Today, of course, most people use “monopolist” to condemn successful businesses who “control” a substantial fraction of the total market solely by selling goods and services to consenting customers on mutually agreed terms.
For what it’s worth, Apple has about a 40 percent share of smart phone sales—and this is an industry that Apple pioneered. That predatory lawyers can tie up companies in court under antitrust laws, when the companies do less than half of the business in an industry, illustrates the absurdities of those laws.
Let’s take a closer look at the claims against Apple, from the Reuters story:
iPhone app purchasers may sue Apple Inc over allegations that the company monopolized the market for iPhone apps by not allowing users to purchase them outside the App Store, leading to higher prices, a U.S. appeals court ruled. . . .
A lower court sided with Apple, but Judge William A. Fletcher ruled that iPhone users purchase apps directly from Apple, which gives iPhone users the right to bring a legal challenge against Apple. . . .
[I]f the challenge ultimately succeeds, “the obvious solution is to compel Apple to let people shop for applications wherever they want, which would open the market and help lower prices,” Mark C. Rifkin, an attorney with Wolf Haldenstein Adler Freeman & Herz representing the group of iPhone users, told Reuters in an interview. “The other alternative is for Apple to pay people damages for the higher than competitive prices they’ve had to pay historically because Apple has utilized its monopoly.”
How convenient for Rifkin that among the “obvious solutions” to Apple’s alleged wrongdoing is for the company to offer Rifkin a huge slice of a payoff to Apple’s customers.

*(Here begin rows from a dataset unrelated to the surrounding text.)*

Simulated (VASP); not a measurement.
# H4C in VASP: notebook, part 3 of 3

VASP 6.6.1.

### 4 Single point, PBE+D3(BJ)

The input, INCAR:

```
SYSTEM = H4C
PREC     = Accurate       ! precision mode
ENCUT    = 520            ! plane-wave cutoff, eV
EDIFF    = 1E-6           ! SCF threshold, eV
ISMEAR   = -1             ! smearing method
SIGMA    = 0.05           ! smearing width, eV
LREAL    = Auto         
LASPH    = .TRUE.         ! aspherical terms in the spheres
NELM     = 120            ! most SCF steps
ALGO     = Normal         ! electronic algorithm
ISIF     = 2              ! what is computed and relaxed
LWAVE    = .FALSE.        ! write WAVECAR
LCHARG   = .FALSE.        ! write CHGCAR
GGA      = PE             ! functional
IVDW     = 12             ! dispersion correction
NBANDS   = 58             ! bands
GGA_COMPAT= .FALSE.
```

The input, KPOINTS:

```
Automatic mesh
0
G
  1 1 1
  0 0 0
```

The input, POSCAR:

The idea that Apple “damaged” its customers by selling them phones that they wanted to buy, under terms that they knew (or easily could have known) in advance, is ludicrous. What is really going on here is that Apple enormously benefited its customers—but it did not benefit certain customers in the way or to the degree that those customers, in retrospect, wish that Apple had done.
As to whether Apple “should” let iPhone purchasers buy apps directly from third-party sellers, that is properly up to Apple. If customers don’t like the way Apple does business, they’ll stop buying Apple products.
In fact, Apple had very good reason to restrict iPhone apps to its own store. Apple explicitly wanted to serve as a gatekeeper, to try to keep shoddy products and malware at bay. (I’m an iPhone user, and I’ve not minded the way the app store works.)
Even if (counterfactually) Apple had said, “We don’t have any reason to restrict apps to our store except we want to earn a cut of each app sale,” that would have provided no sound basis for government action. Still customers would have been free to choose whether to buy Apple products on the terms offered, and app makers would have been free to choose whether to develop apps for Apple customers. Neither in reality as it played out nor in our counterfactual example is any force involved.
Government properly intervenes in market transactions only to maintain a free market—that is, one free of force, fraud, and rights violations generally. Antitrust laws involve the use of government force to violate the rights of business owners and their customers to freely associate. Antitrust laws are inherently arbitrary and inherently immoral—and they should be abolished.